Because the danger isn’t that social media is a factor. The danger is that it becomes the first factor. Or the loudest one. Or the lazy tie-breaker when nobody wants to make a hard artistic call.
And then suddenly the job isn’t just “be an excellent performer.” It’s “be an excellent performer and be your own brand manager and post consistently and be charming online and never have a bad day and don’t you dare be awkward on camera.”
Meanwhile, some of the best actors I’ve ever watched would rather eat a jean jacket than film a “Get Ready With Me: Two Show Day” video. Not because they’re above it. Because they’re busy doing the thing. Working. Studying. Building characters. Getting better. Being… theatre people. Quietly exceptional.

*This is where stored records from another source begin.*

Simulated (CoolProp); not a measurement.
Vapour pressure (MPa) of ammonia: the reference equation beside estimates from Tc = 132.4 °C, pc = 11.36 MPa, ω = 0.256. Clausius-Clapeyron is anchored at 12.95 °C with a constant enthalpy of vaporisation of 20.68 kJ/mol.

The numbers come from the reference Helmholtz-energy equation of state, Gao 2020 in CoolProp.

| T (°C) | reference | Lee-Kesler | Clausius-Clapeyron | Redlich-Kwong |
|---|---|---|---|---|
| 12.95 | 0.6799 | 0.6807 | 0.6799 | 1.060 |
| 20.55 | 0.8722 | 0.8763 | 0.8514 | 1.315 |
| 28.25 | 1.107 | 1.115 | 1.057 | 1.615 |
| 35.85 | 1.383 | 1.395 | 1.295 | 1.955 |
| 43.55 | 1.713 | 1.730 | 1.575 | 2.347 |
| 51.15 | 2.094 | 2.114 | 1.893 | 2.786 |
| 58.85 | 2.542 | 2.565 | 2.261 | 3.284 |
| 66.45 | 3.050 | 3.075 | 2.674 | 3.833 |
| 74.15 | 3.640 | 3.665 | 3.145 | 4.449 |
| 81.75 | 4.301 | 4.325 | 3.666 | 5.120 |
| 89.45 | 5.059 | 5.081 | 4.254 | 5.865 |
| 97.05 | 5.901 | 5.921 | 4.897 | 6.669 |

And I hate the idea that those actors start losing out because they didn’t also become a content machine.
So should social media matter?
I mean… it already does. That ship has sailed. It has sailed, done a brand deal, and posted a cute little “POV: you’re on the boat with me” montage.
And fine. If two performers are genuinely equal and one of them can also bring visibility to a production? I get why that tips the scale. Theatre has always been a mix of art and commerce. This isn’t new. The delivery system is new. The desperation is not.
But I need us to be honest about the line.
If we’re letting follower counts become the deciding factor before we’ve seriously weighed the work, we are not casting. We’re buying ad space. And you can call it “modern marketing” if you want, but at some point we are going to look around and realize we’ve built an industry where the loudest people get hired and the best people are told to go learn how to be louder.
And that’s how you lose the magic. Not in one dramatic headline moment. In a slow drip of “well, it’s just how it works now” decisions.
The goal is still the story. The work. The thing that happens in a room when a performer makes an audience go quiet without asking permission.
If someone can do that and also bring an audience with them? Amazing. Congrats. No notes. That’s the dream scenario.
Just… please. For the love of Sondheim’s ghost. Don’t let the icing become the cake.